33 People · View all



Average score: 75% (based on 21 ratings)


Average score: 3.8 out of 5 (based on 110 ratings with 6 reviews)

I like this classic, funny game!

The Good
I think the music is very interesting. They used Beethoven's Fifth Symphony as dance music for disco - very funny! Also the taxi music was very nice. The graphics are excellent and very colorful. Although I am a girl, I found those women in the game very attractive and sexy. I was really happy when I thought I got a woman ;-) The creator of the game had some fantastic ideas. There are lots of hidden things to discover. The usage of language is very humorous. It was very exciting to always find new things.

The Bad
Sometimes you can die too suddenly, like in the toilet! I didn't expect it. In the convenicence store, I just stole some stuff, but was killed by the owner ;-)

The Bottom Line
In a word, that's a wonderful game, I enjoyed it very much.

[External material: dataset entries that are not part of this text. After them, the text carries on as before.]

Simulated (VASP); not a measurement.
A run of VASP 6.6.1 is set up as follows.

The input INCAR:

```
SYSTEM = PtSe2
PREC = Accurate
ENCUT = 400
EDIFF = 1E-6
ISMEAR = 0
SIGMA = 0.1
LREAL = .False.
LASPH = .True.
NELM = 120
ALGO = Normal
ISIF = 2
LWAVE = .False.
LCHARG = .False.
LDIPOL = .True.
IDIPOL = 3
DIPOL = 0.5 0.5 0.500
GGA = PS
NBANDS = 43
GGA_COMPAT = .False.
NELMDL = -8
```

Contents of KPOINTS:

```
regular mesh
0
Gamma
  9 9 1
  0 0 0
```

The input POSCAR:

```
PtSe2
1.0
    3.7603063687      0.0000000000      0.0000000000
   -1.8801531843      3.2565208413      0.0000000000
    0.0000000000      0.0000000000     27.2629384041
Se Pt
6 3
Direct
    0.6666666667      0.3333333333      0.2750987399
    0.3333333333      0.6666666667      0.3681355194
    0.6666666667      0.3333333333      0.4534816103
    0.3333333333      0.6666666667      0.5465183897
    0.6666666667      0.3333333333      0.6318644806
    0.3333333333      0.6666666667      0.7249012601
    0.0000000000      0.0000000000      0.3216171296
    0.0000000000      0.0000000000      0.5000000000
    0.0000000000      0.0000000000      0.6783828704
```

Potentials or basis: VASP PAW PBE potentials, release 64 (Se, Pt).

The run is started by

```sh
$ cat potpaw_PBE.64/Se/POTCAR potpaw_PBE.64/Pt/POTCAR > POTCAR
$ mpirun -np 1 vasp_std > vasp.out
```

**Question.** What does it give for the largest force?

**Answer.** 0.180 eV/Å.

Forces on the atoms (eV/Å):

DOS · by Linlin Fan (1) · 2003


The Good
The Leisure Suit Larry series is perhaps my favorite to date. While this one wasn't my favorite game IN the series (mostly because it was so short and less-than-eventful when compared with LSL 6 and 7) it was definitely a milestone in my young life. I played this game for the first time when I was about twelve or thirteen and have been a contemptible, corrupted person ever since ;c) In all honesty though, Al Lowe...I applaud your creation of this wonderful, wonderful game series which changed my life (and probably not for the better).

The Bad
As I said, it was a bit short and relatively dull in content, particularly when compared to classic Leisure Suit Larry's, like "LSL 6: Shape Up or Slip Out," or "LSL 7: Love for Sail!" All in all though, I loved the remake from the original (thank God for remakes) and would highly recommend every game in the series for someone wanting to laugh until their guts hurt.

The Bottom Line
This one has all the necessary ingredients to make any guy happy. A good soundtrack (with jazz music created by Al Lowe and his band), Some of the most hilarious material of any game I've ever played, beautifully rendered artwork (particularly in the women of the game) and enough humorous mishaps to make regular guys feel a little bit better about themselves. I found myself saying, "Oh wow...I'm glad that wasn't me!" more often than not. A+, I highly recommend this game series (though it's hard to find them in stores nowadays). Just...don't ask me about Leisure Suit Larry's Casino because I don't even consider that worthy of having Leisure Suit Larry in its title.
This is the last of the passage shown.